Getting started with dstream_excel

Install

Install this package via:

pip install dstream_excel

You must also be running Windows, have Excel installed, have Eikon installed, and have the Eikon plugin for Excel installed.

There is one setting in the Excel plugin that makes or breaks this automation. Go to the Thompson Reuters Datatream tab, click Options. In Calculation Options, make sure “Suppress Auto Calculation on Open” is unchecked.

Also ensure that when you go to the Thomson Reuters and Thomson Reuters Datastream tabs, that the buttons are not grayed out. If they are, you have to go to the Thompson Reuters tab and click the “Offline” button. This should launch Eikon on your system and possibly require you to log in. It may be necessary to click the “Offline” button again after that. Once you are logged in, all the buttons should be highlighted on both tabs. Then you can close Excel and begin using dstream_excel.

Overview

This package downloads the data in four main steps:

  1. Opens a blank Excel workbook

  2. Runs the Datastream Excel plugin functions for sets of companies in each call, by default 20 firms at a time.

  3. After each function, it extracts the data and saves it into a CSV file

  4. After all data is collected, it reads the data from all the generated CSV files and combines into a single CSV file.

Usage

There are three main functions in the package. download_datastream() is the main function, which is just a wrapper to call the other two main functions which complete the four steps described above: download_datastream_save_to_csvs() and combine_all_datastream_csv().

This is a simple example:

from dstream_excel import download_datastream

download_datastream(
    'output_folder',
    ['@AAPL','@MSFT'],  # Datastream-style tickers
    ['UP', 'RI', 'NOSH', 'VO'],  # Variable names from Datastream
    outpath='data.csv',
    freq='D',
    begin='-1Y'
)

How Fast is it?

This is actually the second approach I have taken in this library to downloading the data. This newer approach is 5-10x as fast as the old one. It allows downloading thousands of firms’ data overnight.
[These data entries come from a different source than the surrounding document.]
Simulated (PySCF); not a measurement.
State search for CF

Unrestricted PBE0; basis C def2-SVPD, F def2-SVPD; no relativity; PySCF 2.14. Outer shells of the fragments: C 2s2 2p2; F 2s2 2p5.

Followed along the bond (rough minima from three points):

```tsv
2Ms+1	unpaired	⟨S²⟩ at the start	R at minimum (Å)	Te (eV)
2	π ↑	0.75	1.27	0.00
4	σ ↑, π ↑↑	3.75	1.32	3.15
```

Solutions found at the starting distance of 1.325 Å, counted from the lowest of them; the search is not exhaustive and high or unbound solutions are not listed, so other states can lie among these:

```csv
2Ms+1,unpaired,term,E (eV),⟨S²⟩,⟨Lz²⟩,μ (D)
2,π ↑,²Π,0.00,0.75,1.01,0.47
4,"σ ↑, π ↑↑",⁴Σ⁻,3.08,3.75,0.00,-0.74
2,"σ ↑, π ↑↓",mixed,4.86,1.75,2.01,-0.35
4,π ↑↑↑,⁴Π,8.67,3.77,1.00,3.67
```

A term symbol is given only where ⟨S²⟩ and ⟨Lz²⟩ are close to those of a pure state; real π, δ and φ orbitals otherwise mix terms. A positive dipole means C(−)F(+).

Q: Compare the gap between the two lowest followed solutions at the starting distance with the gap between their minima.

It is possible to squeeze a bit more speed by increasing num_symbols_per_call, which is how many firms are being downloaded in one Excel function call. The default is 20, but you may try increasing it, especially if you are not downloading many variables. For example:

from dstream_excel import download_datastream

download_datastream(
    'output_folder',
    ['@AAPL','@MSFT'],
    ['UP', 'RI', 'NOSH', 'VO'],
    outpath='data.csv',
    freq='D',
    begin='-1Y',
    num_symbols_per_call=40  # can keep going higher until it gets unstable
)

Once you increase this too much, the Excel function calls will start failing.

Troubleshooting

Failure during Download

Hopefully the download_datastream() function works end-to-end. But the steps 2 and 3 where the data is downloaded may fail. If this happens, get your Excel working manually again (may require a restart or re-enabling the Eikon plugin), then you can run download_datastream() with restart=False to continue where it left off. restart=False is the default so you don’t actually need to pass it, but make sure that if you used restart=True before that you have removed it. All the other options should be the same as your original call to the function.

For example:

from dstream_excel import download_datastream

download_datastream(
    'output_folder',
    ['@AAPL','@MSFT'],
    ['UP', 'RI', 'NOSH', 'VO'],
    outpath='data.csv',
    freq='D',
    begin='-1Y',

    # optional, but don't set it to True if you want it to pick up where it left off!
    restart=False
)

It’s Failing a Lot

The stability of the apporoach depends on how much data is being downloaded in each function call. This depends both on num_symbols_per_call and the number of variables being downloaded. I have set the default num_symbols_per_call to be reasonable for up to 10-20 variables. If you are downloading more, you may need to decrease num_symbols_per_call:

from dstream_excel import download_datastream

download_datastream(
    'output_folder',
    ['@AAPL','@MSFT'],
    ['UP', 'RI', 'NOSH', 'VO'],
    outpath='data.csv',
    freq='D',
    begin='-1Y',
    num_symbols_per_call=10  # keep setting lower if you are running into lots of crashing
)

I have planned for a future version to automatically set a good default num_symbols_per_call based on the number of variables being passed, but for now it is 20 by default for any number of variables.

Failure during Combining

Sometimes it may happen that the data download finishes fine, but it fails during the combining CSV step. So you are left with a lot of CSV files, not one single file to work with. If this happens, you can manually run the combine_all_datastream_csv() function which is usually called as part of download_datastream(). For example:

from dstream_excel import combine_all_datastream_csv

combine_all_datastream_csv('output_folder', outpath='data.csv')

Note that calling it this way, it will attempt to resume from where it left off. If for some reason this still doesn’t work, you can also try:

combine_all_datastream_csv('output_folder', outpath='data.csv', restart=True)

The restart=True when used in combine_all_datastream_csv() is merely talking about the combining process, not the download process. It will not remove or overwrite anything you have downloaded. It will just start the combining process over from scratch.